Authentic Indian meals are made from scratch and use a vast array of fresh ingredients and aromatic spices. Traditional Indian cooks typically adhere to the ancient Ayurvedic principle, which says every meal must contain six tastes: sweet, sour, salty, bitter, spicy, and astringent. Because of this, Indian dishes feature layered, complex flavors, unique textures, and vibrant colors. Indian food is generally just eaten with your fingers or by using flatbreads as your utensils. What do you know about Indian cuisine? Let’s explore some common misconceptions and myths about Indian food.
All Indian Food is Hot and Spicy
Yes, Indian food can be referred to as spicy (it contains spices), but that doesn’t mean it’s “spicy hot.” Many Indian dishes are mild, such as saag (more about this dish later) or aloo gobi (a cauliflower and potato dish). Also, an excellent Indian restaurant will make your food to order from scratch. In the U.S., your server may ask how spicy you want your dish and let you decide.
The heat in Indian cuisine comes from chilies (such as cayenne peppers), which can be omitted altogether or added to the heat. The heat doesn’t come from the cardamom, cinnamon, coriander, cumin, ginger, turmeric, or one of the many other spices found in typical Indian dishes. So, if you want to try Indian food, don’t worry about smoke coming out of your ears. Just ask your server to omit the chilies — you’ll still get a lot of flavor in the dish.
Indian Food is All Curry
When someone turns down Indian food, they might say, “I don’t like curry.” Well, Indian food goes way beyond just curry. And, you might be thinking, “What’s curry anyway?” Curry is a catchall term for an Indian dish that contains meat and vegetables in a spiced sauce. Many varieties of curries can be found in Indian restaurants. The meat could be beef, goat, poultry, fish, or even shellfish. Additional spices are added to the mix to change flavor and intensity. Those dishes may be considered “curries,” they may not contain curry.
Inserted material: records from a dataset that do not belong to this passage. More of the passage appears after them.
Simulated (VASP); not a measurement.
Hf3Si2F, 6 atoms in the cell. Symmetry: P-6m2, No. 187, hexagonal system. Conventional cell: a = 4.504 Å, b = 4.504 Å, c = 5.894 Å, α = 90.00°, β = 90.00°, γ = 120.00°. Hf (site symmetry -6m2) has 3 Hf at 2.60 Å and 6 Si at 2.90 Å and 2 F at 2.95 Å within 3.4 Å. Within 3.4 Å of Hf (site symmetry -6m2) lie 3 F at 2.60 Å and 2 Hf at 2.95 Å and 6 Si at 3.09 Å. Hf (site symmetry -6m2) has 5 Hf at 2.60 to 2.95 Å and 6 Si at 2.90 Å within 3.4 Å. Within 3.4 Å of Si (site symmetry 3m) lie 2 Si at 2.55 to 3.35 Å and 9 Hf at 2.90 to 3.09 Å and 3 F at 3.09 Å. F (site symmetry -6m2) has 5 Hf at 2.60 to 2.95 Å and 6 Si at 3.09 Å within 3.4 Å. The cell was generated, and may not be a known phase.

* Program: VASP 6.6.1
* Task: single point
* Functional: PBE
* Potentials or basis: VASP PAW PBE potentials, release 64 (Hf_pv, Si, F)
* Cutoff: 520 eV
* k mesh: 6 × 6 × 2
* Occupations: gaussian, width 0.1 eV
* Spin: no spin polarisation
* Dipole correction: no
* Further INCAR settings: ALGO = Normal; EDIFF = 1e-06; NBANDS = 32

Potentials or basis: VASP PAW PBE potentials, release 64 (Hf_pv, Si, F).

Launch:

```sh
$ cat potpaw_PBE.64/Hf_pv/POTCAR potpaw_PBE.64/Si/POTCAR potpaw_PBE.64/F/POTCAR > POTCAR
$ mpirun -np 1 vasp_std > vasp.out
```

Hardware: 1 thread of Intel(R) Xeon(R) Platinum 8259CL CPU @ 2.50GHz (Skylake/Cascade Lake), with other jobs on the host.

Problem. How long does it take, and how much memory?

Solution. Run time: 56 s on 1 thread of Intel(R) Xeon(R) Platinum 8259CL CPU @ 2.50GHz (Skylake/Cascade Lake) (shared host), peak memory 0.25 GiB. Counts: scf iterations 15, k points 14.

All Indian Rice is the Same
Believe it or not, 40,000 types of cultivated rice exist in the world. However, if you are dining in Indian restaurants in the United States, you are probably eating basmati rice, which is one of the most popular rice in India. But it’s certainly not the only rice you can find served with Indian food — and it might not be what is served with your favorite Indian dish. You have many options. Jasmine rice, which originated in Thailand, is similar to basmati as both are aromatic and long grain. However, jasmine rice has a subtle yet distinct floral aroma. As you might expect, classic short-grain white and brown rice are commonly cooked in India as well. Red rice, which some people swear is beneficial for controlling diabetes, is also famous in India and other parts of Asia. Black rice is full of antioxidants, so you can feel good about eating India’s black rice pudding. Black rice is a glutinous (sticky) rice, but white sticky rice is also used in Indian desserts.
Naan is the only kind of Indian bread
You can find at least 22 types of bread in India. They are made with various flours, and while some are baked, others are fried or steamed. Indian flatbreads are great for wrapping up all kinds of yummy stuffings and equally excellent for sopping up the leftover curry sauce.
Though you might be most familiar with naan, it originated in Central Asia and made its way down to India. Kulcha is a Punjabi take on naan. This leavened flatbread is made with refined flour and cooked in a tandoor (a clay oven fired by charcoal). Chapati (or roti, as it’s also commonly called) is another everyday bread in India. It’s an unleavened bread slapped and stretched by hand and then cooked in a flat frying pan. The result is a soft, tasty bread that can be eaten with almost anything. Parantha is a light, layered flatbread that can be stuffed with meat, veggies, cheese, and other goodness. If you’re only reaching for naan when you hit up your favorite Indian spot, you’re missing out — a lot.